MARY LOUISE KELLY, HOST:
American poet Louise Gluck has won a Pulitzer, a Guggenheim, a National Book Award and, as of this morning, a Nobel Prize in literature. NPR's Neda Ulaby tells us more about the writer celebrated by the Swedish Academy for the austere beauty of her poetry.
NEDA ULABY, BYLINE: Louise Gluck grew up in Long Island, N.Y. Her father, an Hungarian immigrant, helped invent the X-Acto knife. Gluck is an incisive writer. In 2012, she told the Academy of Achievement how her father helped shape her sense of language.
(SOUNDBITE OF ARCHIVED RECORDING)
LOUISE GLUCK: My bedtime story when I was very, very little, my father used to tell my sister and me the story of Saint Joan without the burning. And, you know, she heard voices. And I was very accustomed to the idea that one heard voices. I hear language. It's not like an angel speaking to me.
ULABY: That said, angels are among the spiritual beings animating Gluck's work. Here she is on NPR in 1995 with a poem about the Nativity.
(SOUNDBITE OF ARCHIVED NPR BROADCAST)
GLUCK: It is the evening of the birth of God. Singing and with gold instruments, the angels bear down upon the barn - their wings neither white, wax nor marble. So they have been recorded.
ULABY: Gluck's worldview sweeps in Bible stories, figures from Greek mythology and unsung lonely mothers from today. For many of Gluck's 77 years, she's taught at institutions like Yale and Williams College, where one of her students was Claudia Rankine, now a celebrated poet herself.

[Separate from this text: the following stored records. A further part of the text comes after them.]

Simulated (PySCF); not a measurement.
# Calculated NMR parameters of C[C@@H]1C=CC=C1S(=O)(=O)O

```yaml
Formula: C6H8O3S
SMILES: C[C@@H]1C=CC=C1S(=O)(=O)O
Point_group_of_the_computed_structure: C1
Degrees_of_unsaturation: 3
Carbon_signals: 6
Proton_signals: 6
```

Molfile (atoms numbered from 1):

CLAUDIA RANKINE: I always think of Louise's work like great sculpture. There's no excess.
(SOUNDBITE OF ARCHIVED RECORDING)
GLUCK: Fish bones walked the waves off Hatteras. And there were other signs that death wooed us by water, wooed us by land...
ULABY: That's Gluck reading from her first collection of poetry, published in 1968. It's called "Firstborn" for an older sister who died. As Gluck said in a 1988 interview on the Library of Congress website, her early success was followed by paralyzing writer's block.
(SOUNDBITE OF ARCHIVED RECORDING)
GLUCK: I wasn't writing because there was too much in my life to distract me, so I kept paring away activities until my life was nothing but sitting at a desk and looking at blank paper.
ULABY: Gluck had struggled with anorexia as a teenager. Filling up her life with more than language was difficult. But when she had a son in 1973, Gluck was shocked by how much it improved her writing.
(SOUNDBITE OF ARCHIVED RECORDING)
GLUCK: I was not happy during that period. I was exhausted, and I thought my life was ruined. And I thought, I can't do this. I felt so sorry for this poor little boy. I thought, you know, he's dependent on me. But I was writing well.
ULABY: Motherhood also reinforced some of Gluck's favorite themes, including our tenuous control over life.
(SOUNDBITE OF ARCHIVED RECORDING)
GLUCK: At the end of my suffering, there was a door. Hear me out - that which you call death, I remember. Overhead, noises, branches of the pine shifting. Then nothing.
ULABY: That's click reading "The Wild Iris," part of a collection of poems that won her a Pulitzer in 1993. But this Nobel win is a surprise. It was widely assumed that a writer of color might win this year. Gluck is the eighth white laureate of the decade. Still, Claudia Rankine says picking her was inspired.
RANKINE: You know, the thing about Louise that's really fantastic and why she's an incredible choice is not just her work, but she has had a long history of mentoring writers like myself.
ULABY: Writers who are African American, writers not always assumed to be Nobel Prize contenders. Neither was Louise Glick, a poet and teacher whose primary purpose has always been to welcome others to a universe of imagination.
Neda Ulaby, NPR News.
(SOUNDBITE OF CITY OF THE SUN'S "VENTURA") Transcript provided by NPR, Copyright NPR.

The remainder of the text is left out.